One thing I forgot to mention in my piece, modern day Olympic Games were started by a Christian minister and was a character building exercise.
I think it has to do with the spam, Lee.
For what it's worth now, Kim, here's an excellent take on the labor relations aspect of the story:

http://www.nationalreview.com/articles/328832/dead-ball-fouls-daniel-foster


(Interesting - the page says there are 90 comments on this entry, and it's doing that strange thing where the comments are all "on another page" that can't be reached. Hopefully this is just a result of some maintenance job that's reformatting everything.)
Happy day for sports fans: The professional referees are back.
http://entertainment.verizon.com/news/read.php?rip_id=%3CDA1I0O581%40news.ap.org%3E&ps=1018

I'm glad they came back before there was a blood bath.
Scrambling from the pocket, with Blake in pursuit
You're correct, Blake, about hooliganism, but I ask you to notice two things:

1. I said "intended", and when I was growing up (and even when my children were in school), sports were touted as a means to develop character. Even professionals had at least informal codes of conduct. And note that James Naismith invented basketball with the intent of creating a game that was fair and not rough; imagine what he'd think of Darryl Dawkins or Bill Laimbeer. So I was intending to say that sports has had that intention, our relatively recent horror over the bad actions of parents at their childrens' games is a reflection of the disconnect between our collective intentions and our individual actions.

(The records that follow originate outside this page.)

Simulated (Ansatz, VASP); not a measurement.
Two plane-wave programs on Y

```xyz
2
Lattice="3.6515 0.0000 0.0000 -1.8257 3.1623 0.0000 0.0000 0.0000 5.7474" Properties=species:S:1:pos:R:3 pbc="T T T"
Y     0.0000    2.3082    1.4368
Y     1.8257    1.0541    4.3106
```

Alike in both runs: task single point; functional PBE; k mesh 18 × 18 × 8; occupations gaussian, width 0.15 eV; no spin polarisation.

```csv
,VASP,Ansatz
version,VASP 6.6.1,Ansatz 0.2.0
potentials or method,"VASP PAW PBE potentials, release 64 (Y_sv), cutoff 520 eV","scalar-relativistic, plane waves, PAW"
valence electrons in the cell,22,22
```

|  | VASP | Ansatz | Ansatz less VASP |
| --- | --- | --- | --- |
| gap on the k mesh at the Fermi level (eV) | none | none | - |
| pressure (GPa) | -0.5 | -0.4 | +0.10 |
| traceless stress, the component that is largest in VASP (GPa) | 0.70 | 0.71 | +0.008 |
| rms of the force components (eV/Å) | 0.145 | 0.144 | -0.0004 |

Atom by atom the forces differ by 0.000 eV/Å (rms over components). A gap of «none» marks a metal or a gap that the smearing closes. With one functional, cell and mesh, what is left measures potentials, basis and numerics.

2. I also said "once upon a time," which should ring a bell if you're familiar with the Brothers Grimm. ;-) Between the end of WWII and the start of the Sixties, professional sports mostly cleaned up its act among the teams and in the stands. If the behavior Kim's highlighting is a return to norms, then those are norms that should be condemned, again, by Christians (as, I think, Kim is hinting we should consider doing).

----

Gina, I think it's fantastic; bravo to Alan for continuing to innovate! My only suggestion is to perhaps consider this posting of Kim's, and change the background color to either yellow or red. Hmm, or maybe let you *choose* yellow or red, depending on circumstances:

http://floppingaces.net/wp-content/uploads/2011/05/throw-penalty-flag1.jpg

http://www.themaddencurse.com/wp-content/uploads/2012/03/red-flag.jpg
The gray box is for the editor. Now, the question is, are the retirees too beat-up from playing this contact sport to run the field?
The gray box is a new experiment of Alan's: admin comments. What do you think? :-)
In response to Lee
"The worldview issue here is that once upon a time, sports were intended to build character in all the participants, including spectators."

I don't think this is at all true. From my cursory familiarity with the history of football, hockey, Lacrosse and Baseball, hooliganism has always existed and 100+ years ago it wasn't uncommon for people to die from it. Violence in sports is diminishing as the rules are arranged to protect players. Just because we get the occasional sports induced riot that damages some vehicles and buildings doesn't mean violence is skyrocketing. It used to be commonplace for churches to forbid participation in sports because they didn't think they encouraged virtues becoming of a Christian.
Kim, I remember actually attending a 49ers game in San Francisco when I was a preteen four decades ago. The Niners lost due to a questionable call, and there was a near riot. I remember seeing a woman in her fifties or sixties run onto the field after the game, grab a referee's flag from his back pocket, and start beating him on the head with it. (The flag has a weight sewn into it.) A hippie from Haight-Ashbury ran onto the field, got arrested, and as he was being led away, someone in the stands threw a beer bottle that beaned the hippie right in the head. And there was other hooliganism.

Made quite an impression on this wee laddie, it did.

So bad behavior among football fans is nothing entirely new.

I wonder if some of the furor isn't being incited and/or enhanced by representatives from other unions, such as the SEIU. If the refs win their concessions, then subsequent strikes might have more power, etc.

The worldview issue here is that once upon a time, sports were intended to build character in all the participants, including spectators.

(Very interested to see if only Gina gets an indented grey box!)
Kim originally asked in the post whether retired football players could serve as referees. I cut that part when I was editing the post -- perhaps I shouldn't have!
Blake's right; the difference between professional and amateur sports is astonishing. Most good college football players can't cut it in the NFL. Major League pitchers are amazing. Watch college hockey and then go to an NHL game and you'll marvel at the speed and skill of the pros.

That said, what gets me about the substitute officials is that they don't seem to have the familiarity with NFL rules that most of us have just from watching. How did the league manage to find so many guys who apparently don't watch the NFL?
The NFLRA got the 1A (and maybe 1AA?) refs to side with them and not agree to work for the NFL. That leaves the NFL with division 2, 1A and 1AA rejects and Lingerie Football League refs to sub. The difference between where these refs are coming from, what they are used to, reffing and the NFL is many orders of magnitude different. The NFL is a lot faster and a lot more complex than anything these refs have ever seen. The nuances of the rules are a lot different. Assuming a person even has the talent to keep track of all the variables an NFL ref has to keep track of in a game and call them at the speed of the NFL it takes a lot more than a few months and a few actual games to get the hang of it.